Opposition leader Adrian Delia took up legal criticism of the bill splitting the dual role of the Attorney General as public prosecutor and lawyer to the government, insisting the changes would weaken the rule of law.

The government’s bill is intended to address criticism by the Venice Commission, but speaking in Parliament, Dr Delia highlighted and quoted extensively from law professor Kevin Aquilina’s recent criticism that the proposed law failed to live up to the commission's recommendations.

Prof. Aquilina, former dean of the University of Malta faculty of laws, slammed the proposed law in an article as “half-baked and ill-conceived, and has been drafted hastily, shabbily, superficially, and without enough thought and research put into it”.

The Opposition has already said it will be voting against the bill, primarily over its failure to adopt a proposal for the Attorney General to be appointed by a two-thirds majority in Parliament.

Speaking during the bill’s second reading on Wednesday, Dr Delia highlighted several other criticisms levelled at the bill, including that the Attorney General will still be appointed by the Prime Minister, whose already wide powers of appointment were highlighted by the Venice Commission, and that the Attorney General would continue to hold several other posts that had been flagged as creating potential conflicts of interest.

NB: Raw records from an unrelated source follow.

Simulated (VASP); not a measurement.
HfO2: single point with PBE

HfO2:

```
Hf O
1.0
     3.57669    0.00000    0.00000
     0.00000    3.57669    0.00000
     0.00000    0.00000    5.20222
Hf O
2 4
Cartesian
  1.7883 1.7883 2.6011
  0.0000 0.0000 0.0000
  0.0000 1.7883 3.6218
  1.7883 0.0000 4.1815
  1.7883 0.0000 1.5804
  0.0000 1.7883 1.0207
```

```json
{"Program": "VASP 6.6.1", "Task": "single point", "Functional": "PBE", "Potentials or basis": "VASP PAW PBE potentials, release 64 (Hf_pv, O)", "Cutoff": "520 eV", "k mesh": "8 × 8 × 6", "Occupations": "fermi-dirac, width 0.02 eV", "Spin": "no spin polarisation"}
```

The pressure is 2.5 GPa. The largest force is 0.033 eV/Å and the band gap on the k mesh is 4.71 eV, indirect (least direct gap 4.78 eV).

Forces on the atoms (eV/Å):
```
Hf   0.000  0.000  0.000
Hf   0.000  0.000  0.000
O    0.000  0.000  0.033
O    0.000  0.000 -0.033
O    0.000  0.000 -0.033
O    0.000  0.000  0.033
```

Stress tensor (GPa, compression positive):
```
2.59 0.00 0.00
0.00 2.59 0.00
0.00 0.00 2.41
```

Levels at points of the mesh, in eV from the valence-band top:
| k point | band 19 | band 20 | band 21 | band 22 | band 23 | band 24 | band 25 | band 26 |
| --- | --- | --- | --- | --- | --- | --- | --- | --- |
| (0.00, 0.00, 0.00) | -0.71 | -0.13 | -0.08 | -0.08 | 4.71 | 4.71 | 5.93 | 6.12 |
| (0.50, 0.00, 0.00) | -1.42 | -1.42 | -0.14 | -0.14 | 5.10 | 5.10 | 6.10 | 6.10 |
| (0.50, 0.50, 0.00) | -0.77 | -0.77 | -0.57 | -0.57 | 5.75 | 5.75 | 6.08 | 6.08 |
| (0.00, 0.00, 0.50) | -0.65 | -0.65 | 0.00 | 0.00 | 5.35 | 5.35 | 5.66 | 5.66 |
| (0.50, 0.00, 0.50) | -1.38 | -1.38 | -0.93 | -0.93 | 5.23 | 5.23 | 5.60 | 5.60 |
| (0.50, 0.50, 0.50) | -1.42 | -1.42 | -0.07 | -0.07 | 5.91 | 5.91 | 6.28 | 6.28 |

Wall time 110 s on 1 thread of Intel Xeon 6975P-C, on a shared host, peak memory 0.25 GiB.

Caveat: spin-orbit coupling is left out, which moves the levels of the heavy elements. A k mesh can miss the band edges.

Dr Delia also noted that decisions on undertaking criminal proceedings will not be subject to judicial review, and that a proposed merger of prosecuting police with the Attorney General’s prosecuting office had not been taken up.

“This law will strengthen the Prime Minister's powers to pick his people and keep them in their posts, while ensuring that their decisions cannot be challenged,” he said.

Rather than strengthening the rule of law, Dr Delia added, the bill would weaken it further.

Prof. Aquilina’s criticism – in which he argued that the government was “deliberately acting in bad faith” - followed similar analysis by Council of Europe special rapporteur Pieter Omtzigt, who said the bill fall short of the changes proposed by the Venice Commission.

‘Criticism is farcical and dishonest’ - Herrera

Earlier, Environment Minister Jose Herrera turned his guns on the Venice Commission members, arguing that flaws in their home countries’ national systems meant their criticism rung hollow.

“If we had the systems the Venice Commission members' countries had, they would call us a dictatorship,” Dr Herrera said, proceeding to list issues in each country he said were similar to the criticism levelled at Malta.

“Their systems, by their own yardsticks, are flawed and should be investigated,” he said.

Dr Herrera added that the bill the government had put forward went above and beyond to create a better system, and said the Opposition were weakening the new post – and hence the rule of law – by not agreeing to entrench the changes in the Constitution.